Pound dives against US dollar after Brexit ministers quit

Published Tue, Jul 10, 2018 · 12:19 AM

[NEW YORK] The British pound on Monday recorded its largest daily drop against the US dollar in 3½ weeks after two euroskeptic ministers announced their resignation from UK Prime Minister Theresa May's cabinet, leaving the British leader's Brexit plans in chaos.

Foreign Secretary Boris Johnson stepped down on Monday just hours after Brexit minister David Davis's resignation on Sunday evening, calling into question May's ability to deliver the vision of continued close ties with the European Union that she said they had agreed to last week. Davis had been in charge of exit negotiations with the bloc.

The two departures shatter May's own proclamation of cabinet unity last Friday, when she believed she had, after two years of wrangling, secured agreement on Britain's biggest foreign and trading policy shift in almost half a century.

The pound fell 1.3 per cent against the dollar to a daily low of US$1.319. In mid-afternoon trade, the pound recovered some of those losses, last at US$1.326, following the news that UK Conservative Party Chairman Brandon Lewis said he did not expect a vote of confidence against the prime minister.

On the back of sterling's slide, the dollar index rose 0.5 per cent against a basket of six major currencies to a daily high of 94.206. Against the euro, the dollar strengthened to US$1.173. Analysts attributed the dollar rally to the British currency's move.

"Sterling was very influential. If you actually look at the timeline between Eurodollar's slide and sterling's slide, the two are very much going hand-in-hand," said Alan Ruskin, global head of currency strategy at Deutsche Bank. "Sterling was driving Eurodollar today."

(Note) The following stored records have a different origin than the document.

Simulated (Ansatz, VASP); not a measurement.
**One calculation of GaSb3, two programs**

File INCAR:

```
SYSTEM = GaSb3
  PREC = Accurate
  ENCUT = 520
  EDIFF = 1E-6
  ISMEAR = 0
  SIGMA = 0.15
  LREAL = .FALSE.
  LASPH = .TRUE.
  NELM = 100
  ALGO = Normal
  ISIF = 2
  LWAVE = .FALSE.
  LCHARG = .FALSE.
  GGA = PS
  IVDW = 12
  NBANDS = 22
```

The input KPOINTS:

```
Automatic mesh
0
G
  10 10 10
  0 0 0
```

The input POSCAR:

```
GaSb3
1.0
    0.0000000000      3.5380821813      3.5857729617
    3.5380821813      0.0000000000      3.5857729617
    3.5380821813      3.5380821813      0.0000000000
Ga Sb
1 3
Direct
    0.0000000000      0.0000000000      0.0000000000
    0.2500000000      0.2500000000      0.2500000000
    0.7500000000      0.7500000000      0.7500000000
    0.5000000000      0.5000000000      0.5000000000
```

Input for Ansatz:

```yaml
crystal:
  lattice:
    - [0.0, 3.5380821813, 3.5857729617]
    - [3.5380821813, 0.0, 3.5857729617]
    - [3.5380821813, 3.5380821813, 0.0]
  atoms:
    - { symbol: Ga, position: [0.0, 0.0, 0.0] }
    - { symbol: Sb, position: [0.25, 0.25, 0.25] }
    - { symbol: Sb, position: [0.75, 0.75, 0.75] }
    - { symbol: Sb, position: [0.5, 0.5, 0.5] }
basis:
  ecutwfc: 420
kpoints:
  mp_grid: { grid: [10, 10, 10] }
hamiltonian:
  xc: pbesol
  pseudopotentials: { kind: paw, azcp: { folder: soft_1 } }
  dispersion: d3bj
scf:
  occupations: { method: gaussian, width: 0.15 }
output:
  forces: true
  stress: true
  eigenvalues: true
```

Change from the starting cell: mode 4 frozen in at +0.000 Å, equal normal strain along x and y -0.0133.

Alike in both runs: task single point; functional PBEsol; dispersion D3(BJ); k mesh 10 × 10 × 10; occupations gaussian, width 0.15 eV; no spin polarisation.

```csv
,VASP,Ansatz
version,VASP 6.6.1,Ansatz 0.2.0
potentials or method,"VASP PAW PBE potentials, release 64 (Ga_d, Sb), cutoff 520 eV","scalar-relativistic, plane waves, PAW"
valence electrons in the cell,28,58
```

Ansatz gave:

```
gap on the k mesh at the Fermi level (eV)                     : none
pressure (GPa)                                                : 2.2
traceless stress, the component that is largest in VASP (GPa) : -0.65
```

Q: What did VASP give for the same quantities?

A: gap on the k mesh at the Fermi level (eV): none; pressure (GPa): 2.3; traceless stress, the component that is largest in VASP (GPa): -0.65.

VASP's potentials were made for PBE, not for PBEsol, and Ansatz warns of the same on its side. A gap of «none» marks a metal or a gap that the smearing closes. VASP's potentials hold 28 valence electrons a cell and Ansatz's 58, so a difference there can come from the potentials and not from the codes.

Other safe-haven currencies also benefited. Against the pound, the Swiss franc strengthened to a daily low of 1.309. The sterling/Japanese yen cross rate also strengthened to a daily low of 146.12.

Investors appear to be ignoring the worsening trade conflict between the United States and China after the two countries imposed tariffs on US$34 billion worth of each others' goods on Friday.

"There was nothing really surprising" in Friday's trade announcement, said Omer Eisner, chief market analyst at Commonwealth Foreign Exchange Inc. "China's response was measured and as a result I think we've seen the overall risk sentiment in markets improve."

The yuan rose more than half a per cent in offshore markets to 6.614 against the dollar, putting it on course for its biggest one-day rise in more than three months and further away from June's lows - its biggest-ever monthly decline.